Honey Bee Village
Honey Bee Village was first settled near the start of the Hohokam cultural sequence, around A.D. 450, and was continuously occupied up to about A.D. 1250.
This Hohokam village includes a cluster of 19 large mounds surrounding a plaza, a ballcourt and a special-use walled enclosure. As many as 500 to 800 domestic houses are present at the site along with many other cultural features. Desert Archaeology, Inc. indicates that the site has been determined to meet eligibility criteria for listing in the National Register of Historic Places. It was originally mapped as covering nearly 80 acres, but a portion of the site was destroyed through earlier road and residential construction. The site area now measures 50 acres.
Located along Honey Bee Wash east of North Rancho Vistoso Boulevard and south of the Moore Road alignment, Honey Bee Village is the only remaining intact large Hohokam village site in Oro Valley. This large prehistoric village in the Cañada del Oro Valley and is a strong linkage to Oro Valley's past. An implementation plan was initiated due to the interest that the Town, Pima County, the Tohono O'odham Nation and the Arizona State Museum have in preserving the Village intact.
Honey Bee Village is a very important cultural resource whose undisturbed, buried remains contain an important reservoir of information about the prehistory of the northwest Tucson Basin. Equally important, the Tohono O’odham Nation considers Honey Bee Village an ancestral site. The remarkable status of Honey Bee Village as the only large intact Hohokam village remaining in Oro Valley area makes it one of the most significant cultural resources in Pima County.
The 13-acre core of Honey Bee Village is being preserved in situ for future generations. The core contains most of the large mounds, the ballcourt, the large plaza and the rock-walled enclosure. The core will become an archaeological preserve, which will be protected in perpetuity from development.
Access to the Preserve is controlled for preservation and management purposes. A permanent wall was placed on an easement on the adjoining property to avoid disturbance to the Preserve. Public access to Honey Bee Village Archaeological Preserve is along a public easement through the commercial development from Moore Road to the boundary wall gate within the Archaeological Display Area. Limited access to the Preserve by the neighboring residents is through the Archaeological Park, accessible from the Preserve. A public access easement through the residential development allows trail users to access the Preserve through a gate on the northern boundary of the Preserve. Honey Bee Preserve is protected by Arizona state statute, and collection of plants, artifacts, rocks, or any items is strictly prohibited and violators will be prosecuted. Honey Bee Preserve is monitored on a regular basis by Arizona Site Steward program volunteers.

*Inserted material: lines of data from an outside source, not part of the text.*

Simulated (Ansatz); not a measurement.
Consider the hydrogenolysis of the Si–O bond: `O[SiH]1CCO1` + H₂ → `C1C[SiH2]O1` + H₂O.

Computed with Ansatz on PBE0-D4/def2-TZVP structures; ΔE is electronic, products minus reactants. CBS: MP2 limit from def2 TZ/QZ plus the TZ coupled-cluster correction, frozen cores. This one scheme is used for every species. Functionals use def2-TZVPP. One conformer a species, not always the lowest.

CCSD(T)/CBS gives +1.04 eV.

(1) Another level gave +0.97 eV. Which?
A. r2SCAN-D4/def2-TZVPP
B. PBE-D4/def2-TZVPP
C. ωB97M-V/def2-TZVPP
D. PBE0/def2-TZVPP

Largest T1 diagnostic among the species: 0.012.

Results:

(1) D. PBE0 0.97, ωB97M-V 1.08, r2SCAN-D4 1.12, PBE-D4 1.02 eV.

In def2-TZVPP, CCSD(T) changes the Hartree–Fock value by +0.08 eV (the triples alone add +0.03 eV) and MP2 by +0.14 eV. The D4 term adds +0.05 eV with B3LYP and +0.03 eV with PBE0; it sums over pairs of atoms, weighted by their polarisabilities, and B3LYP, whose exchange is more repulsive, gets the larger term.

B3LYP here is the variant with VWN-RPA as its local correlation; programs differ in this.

People and animals have the potential to degrade the Preserve in many ways. To minimize any degradation of the Preserve, it is accessible exclusively for pedestrian use. No wheeled conveyances, except for maintenance activities, will be allowed in the Preserve. Equestrian use is not permitted and pets are prohibited within the Preserve. Americans With Disabilities Act requirements will be met, thus service animals, wheelchairs and walkers as defined by the American with Disabilities Act may be used by persons with disabilities.